I would say that the current implementation idea is fine for what you're doing. Anything much more and I think you probably run the risk of over-engineering the solution. It seems to capture what you want, matching on the log messages just based on a few different criteria.

+16  A: 

Do not invent yet another rules language.

Either use Python or use some other existing, already debugged and working language like BPEL.

Just write your rules in Python, import them and execute them. Life is simpler, far easier to debug, and you've actually solved the actual log-reading problem without creating another problem.

Imagine this scenario. Your program breaks. It's now either the rule parsing, the rule execution, or the rule itself. You must debug all three. If you wrote the rule in Python, it would be the rule, and that would be that.

"I think it would be difficult to filter the Python down to the point where the user couldn't inadvertently do some crazy stuff with the rules that was not intended."

This is largely the "I want to write a compiler" argument.

1) You're the primary user. You'll write, debug and maintain the rules. Are there really armies of crazy programmers who will be doing crazy things? Really? If there is any potential crazy user, talk to them. Teach Them. Don't fight against them by inventing a new language (which you will then have to maintain and debug forever.)

2) It's just log processing. There's no real cost to the craziness. No one is going to subvert the world economic system with faulty log handling. Don't make a small task with a few dozen lines of Python onto a 1000 line interpreter to interpret a few dozen lines of some rule language. Just write the few dozen lines of Python.

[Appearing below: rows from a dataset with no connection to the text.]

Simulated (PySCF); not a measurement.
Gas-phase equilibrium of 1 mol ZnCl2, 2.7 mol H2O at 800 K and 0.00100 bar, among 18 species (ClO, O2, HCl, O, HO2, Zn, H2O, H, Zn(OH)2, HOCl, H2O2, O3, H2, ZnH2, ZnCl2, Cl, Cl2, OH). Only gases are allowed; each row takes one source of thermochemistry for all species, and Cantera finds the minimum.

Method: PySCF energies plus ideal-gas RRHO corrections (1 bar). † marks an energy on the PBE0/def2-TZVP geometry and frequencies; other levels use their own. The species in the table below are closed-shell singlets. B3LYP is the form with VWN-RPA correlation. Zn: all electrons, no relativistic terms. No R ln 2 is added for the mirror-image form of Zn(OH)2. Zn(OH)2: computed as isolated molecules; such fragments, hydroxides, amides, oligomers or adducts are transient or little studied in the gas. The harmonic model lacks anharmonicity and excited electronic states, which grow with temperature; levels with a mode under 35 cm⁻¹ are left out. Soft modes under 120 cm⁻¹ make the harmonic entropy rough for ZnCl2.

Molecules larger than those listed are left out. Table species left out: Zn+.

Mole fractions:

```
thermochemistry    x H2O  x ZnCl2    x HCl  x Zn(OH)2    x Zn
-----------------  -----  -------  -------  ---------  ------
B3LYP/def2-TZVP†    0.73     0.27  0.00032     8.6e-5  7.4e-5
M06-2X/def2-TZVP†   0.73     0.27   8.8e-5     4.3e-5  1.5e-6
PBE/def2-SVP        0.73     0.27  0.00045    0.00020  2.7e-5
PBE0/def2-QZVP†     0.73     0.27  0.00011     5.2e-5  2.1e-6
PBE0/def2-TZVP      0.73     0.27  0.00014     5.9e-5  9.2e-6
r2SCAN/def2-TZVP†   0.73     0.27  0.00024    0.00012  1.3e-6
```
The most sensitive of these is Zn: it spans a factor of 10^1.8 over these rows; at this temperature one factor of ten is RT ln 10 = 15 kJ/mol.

Just write it in Python as quickly and clearly as you can and move on to the next project.

S.Lott
I know it's been a while, but I had to think about this solution for quite some time before I was convinced. However, after reading your recent blog post that referenced this question and using Zenoss, which does exactly what you propose, I have to say that I'm sold.
Kamil Kisiel
For completeness, here's the URL to the blog post:http://homepage.mac.com/s_lott/iblog/architecture/C412398194/E20090220060355/index.html
Kamil Kisiel
+1 -- domain specific languages tend to look like Python without the parens anyway (i.e. http://twill.idyll.org/ ).
cdleary
A: 

You might also want to look at PyKE.

+1  A: 

Or even pychinko, a Rete-based RDF friendly rule engine.